And we'll pull it apart and dissect and dissemble and drop dye on it and inspect under the microscope and put it back together with baling wire and chewing gum and go have some wings and a beer afterward.
I personally like to accelerate the discussion to the speed of light and slam it into another discussion so I can measure what strange new discussion particles are created in the resulting explosion.
In this manner I hope to discern the beginning of discussion itself.
Or destroy us all with Gray Discourse.
{{{Aims}}} What's wrong? Anyone we can smite for you?
Just being nibbled to death by ducks.
Prepare the duck smasher!!1!
Stoopid ducks should go pick on someone else for a while.
I personally like to accelerate the ducks to the speed of light and slam them into other ducks so I can measure what strange new duck particles are created in the resulting explosion.
In this manner I hope to discern the beginning of ducks.

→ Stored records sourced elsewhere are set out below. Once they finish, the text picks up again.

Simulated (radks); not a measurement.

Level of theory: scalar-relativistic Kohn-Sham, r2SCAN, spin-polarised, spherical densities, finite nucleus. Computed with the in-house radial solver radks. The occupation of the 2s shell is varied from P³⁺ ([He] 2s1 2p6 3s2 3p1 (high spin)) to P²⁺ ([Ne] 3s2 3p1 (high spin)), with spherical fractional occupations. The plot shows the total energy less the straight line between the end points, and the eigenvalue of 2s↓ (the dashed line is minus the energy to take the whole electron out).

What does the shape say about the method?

It's petty and wrong of me to take so much delight in seeing my sister, and oldest brother, both of whom used to not only be skinny but make fun of my pudge, wearing double chins, isn't it?
No!
One of the merriest parts of Christmas this year was my Sister and some old friends and me sitting around talking about how Mary C_______ had gotten fat. None of us had friended her (since she is no doubt still evil) but we had all seen her Facebook picture.
Basically, you sneer and call me fat for a decade plus don't expect me to be gracious behind your back when you show up with batwings.